Currently the users use crawlers to crawl web pages from the Internet and extractors to extract information
they need. But no existing robots can the two together since the web pages are of various formats.
While the need of a robot, who can crawl the web pages user need and extract accurate information from
the pages crawled, is increasing.
■ High performance and high quality
- Gives best access to information and best content gathering functionality
- Collects the data chosen by customer with precision
- Can collect data from various sources including java script, certified pages and many other formats
■ Convenience of use
- Convenient interface for management and use.

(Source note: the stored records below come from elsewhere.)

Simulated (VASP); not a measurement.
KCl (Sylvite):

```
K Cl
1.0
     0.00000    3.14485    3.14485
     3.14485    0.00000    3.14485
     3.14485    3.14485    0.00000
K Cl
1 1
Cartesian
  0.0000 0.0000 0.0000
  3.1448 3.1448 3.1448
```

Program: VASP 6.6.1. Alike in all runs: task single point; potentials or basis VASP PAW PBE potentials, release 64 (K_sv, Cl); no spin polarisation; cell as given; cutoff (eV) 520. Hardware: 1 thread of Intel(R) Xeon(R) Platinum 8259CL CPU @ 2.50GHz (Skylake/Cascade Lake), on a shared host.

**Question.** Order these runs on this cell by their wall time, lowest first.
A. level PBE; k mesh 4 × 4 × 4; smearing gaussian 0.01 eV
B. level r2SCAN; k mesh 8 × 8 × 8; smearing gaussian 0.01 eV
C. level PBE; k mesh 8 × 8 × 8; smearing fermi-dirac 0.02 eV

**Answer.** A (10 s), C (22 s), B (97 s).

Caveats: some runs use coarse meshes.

- Combination of rule based and automatic collection process
- Web based tool for Collection, Analysis and Storage
■ Stability
- Stable and convenient system
- Speedy processing of large scale data
- Management of dead links to decrease the error in collection process
■ Rule register
Through IF, the user can decide what kind of page to crawl and information to extract. Rule register is
an application with a web explorer built in, together with some other components. When browsing the web
pages, the user can easily define the crawling rules, extracting rules and so on.
■ Crawler and extractor
After the user define the rated rules, the crawler will crawl the pages according to the crawling rules and
extractor will extract information according to the extracting rules. The information extracted will be saved
into the database in a format pre-defined.
■ Web management tool
A web tool to view statistic information of crawling tasks and so on.
The user can export the information from the database to a file or another database in the format defined.